INFLUENCE OF SMECTITE HYDRATION AND SWELLING ON ATRAZINE SOPTION BEHAVIOR

Authors: CHAPPELL, MARK - IOWA STATE UNIVERSITY; Laird, David; THOMPSON, MICHAEL - IOWA STATE UNIVERSITY; LI, HUI - MICHIGAN STATE UNIVERSITY; TEPPEN, BRIAN - MICHIGAN STATE UNIVERSITY; JOHNSTON, CLIFF - PURDUE UNIVERSITY; BOYD, STEPHEN - MICHIGAN STATE UNIVERSITY

Submitted to: Environmental Science and Technology
Publication Type: Peer Reviewed Journal
Publication Acceptance Date: 2/11/2005
Publication Date: 5/1/2005
Citation: Chappell, M.A., Laird, D.A., Thompson, M.L., Li, H., Teppen, B.J., Johnston, C.T., Boyd, S.A. 2005. Influence of smectite hydration and swelling on atrazine soption behavior. Environmental Science and Technology. 39(9) 3150-3156.

Interpretive Summary: The fate of pesticides and chemical contaminants in soils is strongly influenced by the way the chemicals interact with constituents of the soil. For many years it was thought that the pesticides were primarily adsorbed by soil organic matter, however, over the last decade there has been growing evidence that soil clays contribute substantially and sometimes dominate pesticide adsorption. The mechanisms controlling sorption of pesticides by soil clays is not clearly understood. We discovered that the extent of clay swelling has a big impact on the adsorption of atrazine by clay. As clay swells the internal surfaces hold large amounts of water and we determined that this internal water inhibits the adsorption of atrazine. Conversely, as clay dries and looses its internal water, the clay was shown to have a much larger ability to adsorb atrazine. We also found that air-drying a soil sample can substantially influence the ability of the soil to adsorb atrazine, however, the effect was variable. Scientists will use this new information to better understand the interactions of pesticides and other contaminants with soils. The results also demonstrate a fundamental weakness in existing environmental fate models used by scientists, the EPA, and other action and regulatory agencies.
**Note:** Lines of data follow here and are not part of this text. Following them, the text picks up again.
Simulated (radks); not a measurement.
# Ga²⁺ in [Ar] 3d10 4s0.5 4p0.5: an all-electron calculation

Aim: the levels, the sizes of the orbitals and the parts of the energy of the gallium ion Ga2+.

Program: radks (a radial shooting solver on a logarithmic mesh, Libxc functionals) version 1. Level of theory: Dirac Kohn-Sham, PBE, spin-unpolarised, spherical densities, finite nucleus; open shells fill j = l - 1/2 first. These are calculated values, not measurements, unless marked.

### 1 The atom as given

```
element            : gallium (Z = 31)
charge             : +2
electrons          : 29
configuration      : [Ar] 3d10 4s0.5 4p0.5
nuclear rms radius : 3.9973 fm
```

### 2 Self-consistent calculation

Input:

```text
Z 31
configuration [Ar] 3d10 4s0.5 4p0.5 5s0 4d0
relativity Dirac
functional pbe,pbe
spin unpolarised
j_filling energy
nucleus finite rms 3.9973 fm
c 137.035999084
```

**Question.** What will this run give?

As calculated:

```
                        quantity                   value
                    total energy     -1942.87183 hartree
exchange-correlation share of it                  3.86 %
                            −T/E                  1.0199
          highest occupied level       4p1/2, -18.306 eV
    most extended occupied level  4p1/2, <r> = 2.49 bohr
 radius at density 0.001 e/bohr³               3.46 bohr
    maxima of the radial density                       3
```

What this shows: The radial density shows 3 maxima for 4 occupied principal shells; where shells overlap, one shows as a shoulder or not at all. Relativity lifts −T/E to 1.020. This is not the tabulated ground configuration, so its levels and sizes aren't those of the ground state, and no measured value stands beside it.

Technical Abstract: Sorption studies are important both for investigations of interaction mechanisms between organic molecules and soil surfaces and to parameterize models that predict the fate of organic contaminants in soils. Experiments showed that air-drying caused an irreversible decrease in the basal spacing of potassium (K)-saturated Panther Creek smectite (PC), while basal spacings of never-dried and air-dried-rehydrated calcium (Ca)-PC were similar. The affinity of atrazine sorption was twice as high for the never-dried K-PC as the never-dried Ca-PC. Air-drying K-PC increased its sorption affinity by one order of magnitude, while no significant effect of the air-drying treatment was observed for Ca-PC. Air-drying resulted in no significant difference in the affinity of Ca-humic acid (Aldrich humic acid) samples for atrazine. Choice of background solution (20 mM KCl versus 10 mM CaCl2) and air-drying treatments significantly affected atrazine sorption affinities for the three-smectitic soils, however the trends were not consistent with those observed for the reference smectite. Further, extending the initial rehydration time from 24 to 240 h (prior to adding atrazine) significantly decreased the soil's sorption affinity for atrazine. We conclude that the hydration status of smectites has a large influence on the affinity of atrazine sorption, and air-drying treatments have the potential to modify the sorption affinity of smectitic soils for organic molecules such as atrazine.